So, getting back to the two equivalent truth tables, logicians are using this unique functionality of the NOT operator, in the particular construction of that special logical sentence ‘NOT(P) OR (Q)’ as a device, dressing it up with the new persona of a “logical consequence” symbol “->” (meaning ‘implies’), giving us ‘If P -> Q’, and now symbolic logic is made ready to take on the world.

Or so the collective AI community hoped. This scheme seemed to work well as AI researchers created all manner of constructions on their whiteboards, showing the progression from logical implication, to semantic inference, and (gasp), to natural language reasoning.

But a funny thing happened on the way to modeling the real world when those whiteboard schemes were translated into functional designs.

Because all of those whiteboard schemes were based on a ‘material conditional’, (the “given” part) of the logical implication, which disappeared like a shimmering mirage when their plans were implemented in functional designs, the AI community collectively lost all interest in logic systems as a basis for knowledge representation, and leaped to embrace the alluring sparkle of artificial neural networks, upon its introduction.

However, like the disappointments of the LISP language, the generalizations of artificial neural networks have also proven to be an inadequate substitute for that “bridge”, from symbolic consequence to semantic consequence, long sought by AI researchers. But now, the TSIA engineer, understanding that the levels of semantic inference and natural language reasoning collapse without the foundational support of a symbolic implication facility, can return to the past promise of logical derivation, one now endowed with the buttressing of a ternary logic definition, and one having the addition of a final, crucial ingredient.

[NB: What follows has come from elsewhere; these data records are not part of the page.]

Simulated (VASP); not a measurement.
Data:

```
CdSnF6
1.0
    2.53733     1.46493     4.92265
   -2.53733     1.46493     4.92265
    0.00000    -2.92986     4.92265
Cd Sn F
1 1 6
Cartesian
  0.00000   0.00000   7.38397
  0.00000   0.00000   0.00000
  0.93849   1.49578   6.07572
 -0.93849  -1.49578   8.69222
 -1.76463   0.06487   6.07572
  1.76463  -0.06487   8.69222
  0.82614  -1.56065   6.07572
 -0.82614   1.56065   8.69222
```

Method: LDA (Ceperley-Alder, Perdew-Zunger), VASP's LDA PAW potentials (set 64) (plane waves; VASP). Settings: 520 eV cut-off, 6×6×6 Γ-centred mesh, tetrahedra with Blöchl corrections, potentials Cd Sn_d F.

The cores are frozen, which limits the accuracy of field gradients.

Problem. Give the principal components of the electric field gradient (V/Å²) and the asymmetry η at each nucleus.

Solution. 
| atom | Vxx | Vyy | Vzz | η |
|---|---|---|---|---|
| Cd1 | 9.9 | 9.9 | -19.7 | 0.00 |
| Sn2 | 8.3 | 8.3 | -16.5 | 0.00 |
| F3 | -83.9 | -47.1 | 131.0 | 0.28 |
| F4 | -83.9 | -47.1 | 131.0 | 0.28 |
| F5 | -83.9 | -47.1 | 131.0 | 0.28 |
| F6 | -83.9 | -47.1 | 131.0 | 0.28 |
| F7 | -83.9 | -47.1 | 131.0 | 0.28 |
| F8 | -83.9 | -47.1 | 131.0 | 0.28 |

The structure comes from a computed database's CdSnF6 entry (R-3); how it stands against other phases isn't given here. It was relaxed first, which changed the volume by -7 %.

Alice steps through the Mirror

Although the symbolic logic systems which define the Logic of Infinity do not rely upon any symbolic sleight-of-hand to provide the connection between logical implication and semantic consequence, there are complexities that we must deal with before we can define a symbolic system which can, through its syntax, provide representations for that semantic consequence.

And one of the most difficult complexities that has frustrated all of the applications of binomial logic to artificial intelligence is the concept of non-monotonicity in any logic calculus.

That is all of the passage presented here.